Sleigh Bells at Bogart’s – Infinite Rhythm

If someone would have told me 4 or so years ago that one of the driving forces of seminal hardcore band Poison the Well was about to embark on an oddly mainstream, Pop-centric noise project with a vocalist he randomly met while working as a waiter in New York, I’d have said you were crazy and had no idea what you were talking about. 

Flash forward to 2014, and we find ourselves eagerly awaiting the arrival of the now infamous duo known as Sleigh Bells. So, it turns out, I’m the one who has no idea what I’m talking about. Their debut, Treats, remains an all-time favorite album, one that encapsulates summer – and not just summer, but a particularly transitional and important one for me personally. Full of thrashy, bratty, often deceptively acidic musical choices, Treats was and is one of the strongest debuts by a relatively unknown quantity in recent memory.

Noisy, brash, brutally honest, and uniquely arrhythmic, Sleigh Bells is a pair of musicians that focuses on what they want first, worrying about the reaction of everyone else later. Driven by guitarist and programmer Derek Miller – formerly of melodic hardcore legends (and personal favorites) Poison the Well – and fronted and anchored by vocalist Alexis Krauss, this is a duo hell bent on bending often hellish noise to their will.

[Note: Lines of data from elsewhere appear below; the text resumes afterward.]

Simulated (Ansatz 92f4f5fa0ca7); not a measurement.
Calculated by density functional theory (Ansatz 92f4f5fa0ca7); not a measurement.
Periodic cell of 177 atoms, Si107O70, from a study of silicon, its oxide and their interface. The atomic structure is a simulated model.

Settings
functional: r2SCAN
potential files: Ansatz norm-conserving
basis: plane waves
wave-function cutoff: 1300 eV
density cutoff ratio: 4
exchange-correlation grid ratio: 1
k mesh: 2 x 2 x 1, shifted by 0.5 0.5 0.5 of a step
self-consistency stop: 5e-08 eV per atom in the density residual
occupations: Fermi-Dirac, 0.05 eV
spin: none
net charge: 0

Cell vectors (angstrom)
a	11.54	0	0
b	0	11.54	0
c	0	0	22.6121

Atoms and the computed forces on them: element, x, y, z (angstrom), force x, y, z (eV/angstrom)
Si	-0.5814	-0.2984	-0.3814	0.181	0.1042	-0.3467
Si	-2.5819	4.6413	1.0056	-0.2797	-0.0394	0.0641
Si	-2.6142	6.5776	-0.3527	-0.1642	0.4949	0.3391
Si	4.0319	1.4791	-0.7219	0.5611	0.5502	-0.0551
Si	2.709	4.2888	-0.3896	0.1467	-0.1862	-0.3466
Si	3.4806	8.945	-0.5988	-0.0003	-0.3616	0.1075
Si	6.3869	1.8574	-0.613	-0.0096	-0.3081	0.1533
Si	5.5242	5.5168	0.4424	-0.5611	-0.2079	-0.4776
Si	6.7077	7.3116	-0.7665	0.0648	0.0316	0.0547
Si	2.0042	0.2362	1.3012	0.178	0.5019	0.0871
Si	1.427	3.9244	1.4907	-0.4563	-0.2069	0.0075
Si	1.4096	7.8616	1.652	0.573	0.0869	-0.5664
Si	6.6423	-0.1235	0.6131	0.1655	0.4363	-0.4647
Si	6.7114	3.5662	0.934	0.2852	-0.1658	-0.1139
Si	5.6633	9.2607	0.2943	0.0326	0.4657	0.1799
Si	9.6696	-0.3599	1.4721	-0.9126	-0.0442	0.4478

There is no doubt that this Tuesday’s show at Bogart’s will be aimed directly at the likely seething crowd, with Krauss the focal point and center of attention, beckoning fans with her increasingly controlled and refined performance. Meanwhile, expect guitarist Miller to tear through each riff with aggression and defiance, the musical paradox of what Sleigh Bells is becoming increasingly clear as the night wears on. Touring on their 2013 release, Bitter Rivals, expect the evening as a whole to consist of favorites old and new, highlighting the consistently dual-natured melodies, hooks, and dramatic loudness the band has made it’s calling card.

Call it noise-pop, call it indie-electro-rock, call it aggressive and experimental synthpunk. No matter how you label it, Sleigh Bells is going to make a lot of noise, and I imagine they’re going to expect you to do the same.